Yoav Shimoni opened up to ABC News about the traumatic moment he saw a graphic video of his beloved grandmother lying on the floor of her home dying, surrounded by Hamas terrorists who posted her final moments on her Facebook for her family to see.
Just 10 minutes before militants broke into Bracha Levinson's home on Saturday at Israel's Nir Oz kibbutz, Levinson was texting her daughters, "concerned about them more than she was herself," said Shimoni, 24, who lives in Canada.
But then Shimoni's sister frantically messaged the family text group asking if they had seen their grandmother's Facebook post.
"Immediately, I went to her Facebook page. And I saw a video with her lying on her living room floor with her arms clenched on her chest, covered in blood, and blood surrounding her. A few men with guns standing above her and shouting," Shimoni said.
"We all saw the video. Even my little brother," he said.
"I was freaking out, trying to make sense of what's happening. Just, like, pacing around my condo," he said. "I'm trying to call my parents, and hearing my mom screaming her lungs out to the phone when my dad is trying to, like, calm me down and try to explain to me what is happening."
The 24-year-old was in shock, he said, and also scared for the rest of his family who live in Israel.
As the day went on, Shimoni said, the family learned that not only did the militants take Levinson's and post "her dying body for us to see, but they also burned down her house and the entire community which my mom grew up in, I spent most of my summers in."
Levinson, 74, lived in Israel since she was a child after the Holocaust. She raised her children as a single mother in the Nir Oz kibbutz, where she lived the rest of her life. She was known in the community for the bicycle she always rode around as her main transportation.
"She was truly the pillar of our family, and a pillar in her community," her grandson said.
Shimoni last saw his grandmother at her home two weeks ago for the Jewish high holidays. Levinson always felt safest at her home, he said.
"There was no sense of any danger there," he noted. "Coming from the outside to that region, always you feel a bit tense, but it's always the thought of like 'OK, if there's a missile or something, then go to the shelter and we'll be safe.' Which, unfortunately on Saturday, that wasn't the case."
Shimoni said he wants his grandmother to be remembered for her love of her family and her kibbutz.

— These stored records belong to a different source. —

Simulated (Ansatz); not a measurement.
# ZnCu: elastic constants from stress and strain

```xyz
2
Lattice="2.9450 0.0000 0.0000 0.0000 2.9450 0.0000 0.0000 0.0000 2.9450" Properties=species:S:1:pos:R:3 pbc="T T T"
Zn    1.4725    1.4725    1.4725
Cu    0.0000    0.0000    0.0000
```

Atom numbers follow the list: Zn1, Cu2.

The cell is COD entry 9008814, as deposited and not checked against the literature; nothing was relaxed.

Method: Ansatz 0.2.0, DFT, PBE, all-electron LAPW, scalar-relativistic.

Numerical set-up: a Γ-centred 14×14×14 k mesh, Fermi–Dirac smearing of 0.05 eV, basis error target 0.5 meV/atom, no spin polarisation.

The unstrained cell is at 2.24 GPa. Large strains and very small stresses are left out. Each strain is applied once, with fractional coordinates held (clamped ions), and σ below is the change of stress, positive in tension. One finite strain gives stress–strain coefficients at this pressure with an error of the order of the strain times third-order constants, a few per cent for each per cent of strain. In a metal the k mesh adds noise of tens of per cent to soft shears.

He said he's comforted knowing his grandmother didn't have to witness "her community being torn apart."
And Shimoni said his heart breaks for everyone whose loved ones were taken hostage.
"At least I know that my grandmother is not suffering anymore," he said. "I imagine the pain that the neighbors, my mom's colleagues, and my family's friends, and all my friends are experiencing right now, with the unknowing of what happens with their loved ones that are in Gaza."